Osborne has taken the "dot communism" fetish to another level

Labour should learn from his error.

This summer at the Edinburgh book festival, Ewan Morrison coined the excellent pejorative "Dot Communism" and I've been borrowing it ever since. Dot Communism pervades public life across all political boundaries. It is the lazy fetishisation of the values of firey start ups everywhere: work tirelessly, grow fast, and democratise resources, insofar as democratisation involves everyone owning everything at once, whether it be information or hard cash.George Osborne yesterday took this fetishisation to a new extreme, and Labour should be learning from his error.

Proposing a new scheme in which employees swap certain significant employment rights for a stake in the organisation which employs them, Osborne seeks to create a new kind of worker - the "employee-owner". In a sense it's safe Tory ground in that he's relying on personal responsibility rather than protectionism to ensure both productivity and fair play. However, the scheme also relies on- indeed champions - the thrusting owner mentality which will thrive on personal risk provided there's the promise of fat, fast returns.

Labour should be paying attention to two kinds of response. Unions have reacted with outrage, with Paul Kenny of the GMB stating unequivocally his belief that "slashing people's employment rights... won't create jobs and it won't create growth". This was perhaps predictable. Osborne gleefully played up his scheme's lefty-bating angle, introducing the policy with the gloriously sarky statement "workers of the world unite". Still, the horror of the left at this extreme application of the dot communist manifesto should be a stark warning to any overly soundbite-friendly policy wonks at Labour HQ.

More importantly, John Cridland, director general of the Confederation of British Industry, was quoted in the Guardian with a distinctly lukewarm response. The scheme might be 'attractive' to workers in 'some of Britain's cutting-edge entrepreneurial companies', but he thinks 'this is a niche idea and not relevant to all businesses'. In other words, flashy get rich quick schemes might well appeal to a few media-friendly industries whose workers are characterised by boldness and zeal, but the majority of organisations rely on the bulk of their workforce feeling secure in their jobs, drawing their salary, and proceding perfectly happily without a major stake in the future of the company.

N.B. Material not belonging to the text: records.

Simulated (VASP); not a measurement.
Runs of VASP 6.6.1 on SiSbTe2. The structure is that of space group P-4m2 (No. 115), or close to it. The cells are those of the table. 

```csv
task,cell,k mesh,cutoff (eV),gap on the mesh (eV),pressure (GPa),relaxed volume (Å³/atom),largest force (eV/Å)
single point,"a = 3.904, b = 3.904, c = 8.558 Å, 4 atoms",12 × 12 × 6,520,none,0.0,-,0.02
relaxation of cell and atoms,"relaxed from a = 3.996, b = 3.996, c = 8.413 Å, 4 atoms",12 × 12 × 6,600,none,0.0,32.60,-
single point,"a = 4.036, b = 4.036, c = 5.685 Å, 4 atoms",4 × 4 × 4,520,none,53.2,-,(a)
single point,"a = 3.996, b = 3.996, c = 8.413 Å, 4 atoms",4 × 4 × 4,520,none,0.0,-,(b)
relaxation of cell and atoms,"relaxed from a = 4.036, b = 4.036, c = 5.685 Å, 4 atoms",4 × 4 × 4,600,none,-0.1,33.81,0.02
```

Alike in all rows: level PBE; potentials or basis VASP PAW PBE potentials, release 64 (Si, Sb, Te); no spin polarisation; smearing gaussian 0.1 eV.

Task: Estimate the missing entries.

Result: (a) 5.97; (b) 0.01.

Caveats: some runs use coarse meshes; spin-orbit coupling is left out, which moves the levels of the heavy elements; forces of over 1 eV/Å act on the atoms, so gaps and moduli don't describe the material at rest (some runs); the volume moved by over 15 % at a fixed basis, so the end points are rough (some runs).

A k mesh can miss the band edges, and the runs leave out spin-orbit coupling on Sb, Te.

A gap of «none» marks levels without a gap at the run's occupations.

All Labour needs to do now is to realise that this is exactly what they've already said. Shadow secretary of state for business Chuka Umunna's speech at the party conference- as recorded on Labour's website- now looks rather prescient in calling for "an economy that rewards those that work hard and create sustainable value- not those just out to make a quick buck". There's an opportunity for Labour to turn this line into more than banker-bashing. They can be the party of sensible entrepreneurship and sustainable growth, the thriving local furniture business to the Tories' coke-fuelled Old Street digital bullshit dispensary.

As Ed Miliband starts putting some flesh on to the bones of his "one nation", he should be reading the papers today and remembering that, in business, mutual responsibility, shared vision and employee development are about much more than the promise of quick cash. Indeed, he's already said as much- so he'd better make sure the nation realises it.

Josh Lowe is a freelance journalist and writer. He tweets at @jeyylowe.

The silicon roundabout in Old Street. Photograph: Getty Images.

Josh Lowe is a freelance journalist and communications consultant. Follow him on Twitter @jeyylowe.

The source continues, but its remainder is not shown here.